Topical tip - using small diameter short wavelength interference filters on modern microscopes with a large field lens.

by David Walker, UK


A core concept of microscopy is that resolution is directly proportional to the wavelength of light used. By using deep blue or shorter wavelengths the resolution of well corrected objectives can be increased where the NA is computed for green light. This is particularly popular for 'diatom dotting' (an 'affliction' which openly admit to having) and wishing to push optics to the limit to discern the finer details of a diatom frustule.

Narrow band interference filters are preferred as the wavelength is decreased because the typical dyed glass filter can have a broad wavelength transmission. Interference filters are expensive and to be most cost effective it is worth determining the smallest diameter that can be used for the objectives of interest. Traditional stands such as the Zeiss Photomicroscope / Universal often have a small field lens of ca. 22 mm diameter. A filter can be considerably smaller and only needs to be as large as the iris diameter when set for full field of the lowest mag objective likely to be used, e.g. the 40X. This has been discussed in an August 2008 Micscape article, where only a 10 mm diameter filter was required for objectives of 40X or higher mag (image right) Filters of this size are quite modestly priced at a few tens of pounds.
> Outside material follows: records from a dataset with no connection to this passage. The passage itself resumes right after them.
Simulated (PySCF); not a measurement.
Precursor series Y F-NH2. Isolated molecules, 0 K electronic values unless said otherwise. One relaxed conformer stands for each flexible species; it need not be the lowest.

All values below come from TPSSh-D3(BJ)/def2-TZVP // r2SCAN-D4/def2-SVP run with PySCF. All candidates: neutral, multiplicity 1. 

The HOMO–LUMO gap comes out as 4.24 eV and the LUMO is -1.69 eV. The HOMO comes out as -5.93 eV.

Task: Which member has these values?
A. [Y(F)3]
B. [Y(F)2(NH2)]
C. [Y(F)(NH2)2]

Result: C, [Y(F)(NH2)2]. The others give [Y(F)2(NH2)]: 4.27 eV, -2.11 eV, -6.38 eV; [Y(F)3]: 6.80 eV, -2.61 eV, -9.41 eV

I am currently exploring the potential of a Nikon Eclipse 800 stand shared with my brother Ian, a more modern stand of the 90s which has a much wider field lens typically associated with a field iris further back in the optics train. The iris is set by a knob on the side (see last month's article where a problem with a seizing field iris was corrected). The field lens is 40 mm diameter so it is worth exploring on this type of stand the minimum size of filter that is required. The approach is different to that of the Zeiss where the height above the field lens for the smallest circle of light needs to be determined (which for the Eclipse at least does not decrease in size as the field iris is stopped down.

A disc of tracing paper is useful for this as shown below with rule marks added if required. A card collar support could then be crafted to support a filter at this height. In my own setup, the Nikon de Sénarmont DIC unit (a rotating polariser with fixed quarter wave plate above it) sits on the base which places the filter at this height. This has a diameter of 25 mm so the filter sits on the top as shown (a 400 nm with 20 nm bandwidth at 50% transmission). I enjoy pushing objectives as low as 10X to their limit with near UV so have not tried to use a smaller diameter which may be possible for 40X and above.

Choosing the filter wavelength. Despite the current trend to convert light sources to LED I prefer keeping the original incandescent system. There are pros and cons for this policy. (See this September 2013 Micscape article, Tungsten filament microscope lamps in the early 21st century: A case for the defence.) A major benefit is that the small but finite transmission tail of a hot filament just above and below 400 nm can be exploited with a monochrome camera sensitive to these wavelengths if the halogen bulb is a model that does not block the near UV, such as the Osram Xenophot. Near IR is also useful. Given diatom dotting in particular needs careful optimisation of the lighting / condenser this can be accomplished in white light with immediate conversion to much shorter wavelengths using the appropriate filter.

With a 100W Xenophot bulb and Opticstar PL-130M 1.3 Mpixel monochrome astro' camera, I have found that there is plenty of sensitivity down to 400 nm with techniques such as brightfield with oblique that are not light guzzlers such as DIC and phase. For the latter techniques a filter just into the visible will be better such as 410 nm and 420 nm. The bandwidth at 50% transmission should not be too narrow 20 - 25 nm is preferred.

For microscopes that have LED illumination or have been retrofitted, if the LED is of high enough power, interference filters at or above ca. 420 nm may transmit enough light for sensitive cameras. Especially as they are often based on blue LEDs with a residual spike in their output at ca. 420 nm despite the phosphor coating that provides full spectrum light. I would be interested to hear from readers if they have tried this, if so, the LED and camera used.

When a filter specification (diameter, wavelength, bandwidth) has been decided it is worth checking surplus stock suppliers first eg. eBay where some sellers specialise in such filters. They can be much cheaper than new off the shelf designs. For a recent purchase of a 25 mm diameter filter, none were found on eBay so used Knight Optical (UK) where they are typically £118 (incl. VAT and shipping) in this size. Expensive but should last for a long time.

An example of the value of 400 nm filters even dropping from a 440 nm deep blue filter is shown below taken from the Micscape August 2008 article, 'Fun with filters: Assessing a 400 nm interference filter on a tungsten lamp to improve resolution as an alternative to an LED.'

Frustulia rhomboides, Zeiss 63X - slight oblique using offset brightfield port in phase condenser.
The diatom long axis is ca. 45 degrees to direction of oblique.